Akoro Joseph Sewedo
The Nigeria government further disapproves same-sex activities and human rights of gay, lesbian, bi-sexual and transgender people.
Homosexuality is illegal in Nigeria and punishable by 14years imprisonment according to section 217 of the Nigerian criminal code while in Northern Nigeria where most states implement the shariah law, it punishable by death. In 2006 and 2008, a bill to further criminalise same-sex activities and gay rights advocacy was introduced into the National assembly.
Last week, at the UN Human Rights Council, Nigeria voted against a South-Africa sponsored resolution that endorsed the rights of gay, lesbian and transgender people for the first time ever at the Council, News Agency of Nigeria reported.
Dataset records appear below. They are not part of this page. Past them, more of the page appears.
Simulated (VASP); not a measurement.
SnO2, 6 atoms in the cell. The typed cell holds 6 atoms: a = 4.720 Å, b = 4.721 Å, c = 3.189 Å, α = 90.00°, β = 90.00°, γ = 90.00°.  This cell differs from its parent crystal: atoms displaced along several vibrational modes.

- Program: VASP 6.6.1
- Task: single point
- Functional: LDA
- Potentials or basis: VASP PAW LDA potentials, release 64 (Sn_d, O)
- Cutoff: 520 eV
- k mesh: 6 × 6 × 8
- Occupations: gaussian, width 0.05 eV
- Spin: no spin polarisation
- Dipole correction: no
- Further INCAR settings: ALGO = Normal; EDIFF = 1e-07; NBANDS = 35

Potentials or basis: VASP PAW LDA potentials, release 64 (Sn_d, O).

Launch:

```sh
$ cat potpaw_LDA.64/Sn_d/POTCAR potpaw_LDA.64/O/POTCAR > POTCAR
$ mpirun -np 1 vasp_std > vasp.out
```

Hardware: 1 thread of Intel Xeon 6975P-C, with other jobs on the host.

The resolution was adopted in Geneva by a vote of 23 countries in support, 19 against and 3 abstentions. Alongside Nigeria, countries that voted against the resolution included, Russia, Saudi Arabia, and Pakistan. China, Burkina Faso and Zambia.
“I salute those who have worked tirelessly on the resolution and the courageous countries that sponsored and voted to protect the human rights of all regardless of their sexual orientation and gender identity” said Dorothy Aken’Ova- Sexual and Reproductive Health and Rights activist.
However she expressed her disappointment in the vote of Nigeria against the resolution. “I do not know what it will take to stop Nigeria from embarrassing us. Nigeria has chaired twice yet it is clear that the government is yet to know what human rights mean” she said.
Speaking on behalf of the African group, Nigeria’s representative at the Council Ositadinma Anaedu said African countries, “and more than 90 per cent of the African people” did not support the resolution.
He said notions on sexual orientation should not be imposed on countries and warned against turning the “UN into a guinea pig” of policies that could not be implemented by member countries.
The resolution calls on the UN’s High Commissioner for Human Rights to prepare a global study outlining discriminatory laws, practices and acts of violence directed at LGBT individuals, with recommendations on how to put an end to such fundamental human rights abuses. The UN Human Rights Council will review the study next year.